Or some other name, data_rlc_prev is a bit confusing because it gets updated in the loop so then it's not the previous rlc anymore.

Brechtpd · 2023-02-06T17:22:55Z

+                    //      part.r_multi(bool)
+                    //      part.shift_factor(0..2^32) 2.pow(0..32)
+                    //      part.decode_factor(0..2^32) 2.pow(0..32)
+                    cb.require_boolean("r_multi", part.r_multi.clone());


If you add the lookup as you described in the comments, r_multi will be checked by the lookup so you won't need to check it's boolean using a custom gate, the lookup table will only contain 0 or 1 for the values so the check is already done by the lookup.

Brechtpd · 2023-02-06T17:38:57Z

+                        let mut shift_factor = 0;
+                        let mut decode_factor = 0;
+
+                        if code_len != 0 {


Can reuse code from compress_and_rlc?

Brechtpd · 2023-02-06T17:44:13Z

+            //      + data3 * decode_factor3 = huffman_code
+            //  3. num_bits0 + num_bits1 + num_bits2 + num_bits3 = huffman_code_length
+            let input = meta.query_advice(input, Rotation::cur());
+            let code = decode::data_expr(&parts);


As you're doing the part/row route, you'll have to be careful to correctly construct your table to return the correct data for each row between 0..MAX_PARTS. Perhaps you'll need to add some row_id to the lookup table or something like that. For example, because you're planning to decode the parts like data0 * decode_factor0 + data1 * decode_factor1 + data3 * decode_factor3, decode_factor may be row dependent, though not sure. Also the decoding could perhaps be done differently so this isn't necessary.

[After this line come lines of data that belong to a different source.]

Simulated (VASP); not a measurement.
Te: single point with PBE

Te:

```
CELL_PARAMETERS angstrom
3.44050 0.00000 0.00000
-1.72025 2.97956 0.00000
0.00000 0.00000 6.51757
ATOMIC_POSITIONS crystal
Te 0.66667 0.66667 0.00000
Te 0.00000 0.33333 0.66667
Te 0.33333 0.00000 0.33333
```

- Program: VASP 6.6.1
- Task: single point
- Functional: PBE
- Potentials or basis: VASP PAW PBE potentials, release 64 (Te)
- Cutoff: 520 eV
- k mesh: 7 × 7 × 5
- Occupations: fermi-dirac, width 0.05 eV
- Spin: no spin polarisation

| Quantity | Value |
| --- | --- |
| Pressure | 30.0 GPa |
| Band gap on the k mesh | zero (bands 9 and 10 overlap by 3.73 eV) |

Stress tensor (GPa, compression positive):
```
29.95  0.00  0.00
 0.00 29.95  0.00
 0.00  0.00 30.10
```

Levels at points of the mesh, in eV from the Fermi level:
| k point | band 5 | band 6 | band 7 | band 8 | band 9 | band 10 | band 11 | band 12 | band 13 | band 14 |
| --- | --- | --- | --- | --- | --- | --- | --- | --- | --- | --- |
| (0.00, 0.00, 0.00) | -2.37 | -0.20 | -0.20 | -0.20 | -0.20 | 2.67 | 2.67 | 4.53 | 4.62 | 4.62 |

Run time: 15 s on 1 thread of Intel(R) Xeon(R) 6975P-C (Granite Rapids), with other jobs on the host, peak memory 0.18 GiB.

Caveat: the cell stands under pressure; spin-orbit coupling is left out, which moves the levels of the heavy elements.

johntaiko · 2023-02-06T18:01:26Z

Because of the Rotaion::prev() is not woring in row zero, so I will reversal the table just like pi_circuit do.

Brechtpd · 2023-02-06T18:45:37Z

Another way around Rotation::prev()problems (except of course the obvious: add a selector q_first that is only enabled on the first row and don't use the previous value) is to instead use Rotation::next(). That way all the data necessary to do the calculations is on the current row, and the circuit verifies the starting data on the next row is correct.

Brechtpd · 2023-02-07T15:18:16Z

+        macro_rules! range_check {
+            ($column:ident, $range:ident) => {
+                meta.lookup(concat!(stringify!($column), " range check"), |meta| {
+                    let column = meta.query_advice($column, Rotation::cur());
+                    let q_enable = meta.query_selector(q_enable);
+                    vec![
+                        (
+                            q_enable.clone() * FixedTableTag::$range.expr(),
+                            fixed_table[0],
+                        ),
+                        (q_enable * column, fixed_table[1]),
+                    ]
+                });
+            };
+        }
+
+        range_check!(input, Byte);
+        range_check!(data, Byte);
+        range_check!(num_bits, Range32);
+        range_check!(r_multi, Bool);
+        range_check!(shift_factor, Exponent8);
+        range_check!(decode_factor, Exponent32);


Hmmm so not sure I understand why you do it like this. Shouldn't this be a single lookup into a specifically created table? Because this will simply check that each value separately is in the correct range, but this will not check that all values together are the correct values to use for the current state no? Or how are you planning on checking that these values are the ones necessary (e.g. 5 bits are already used, we decode a word with 2 bits so we need to add these 2 bits to the data stream multiplied by 2. These values are all interconnected and so if you put them all in a single table and lookup all values together you know all of them are correctly set and in the expected range, using a single lookup).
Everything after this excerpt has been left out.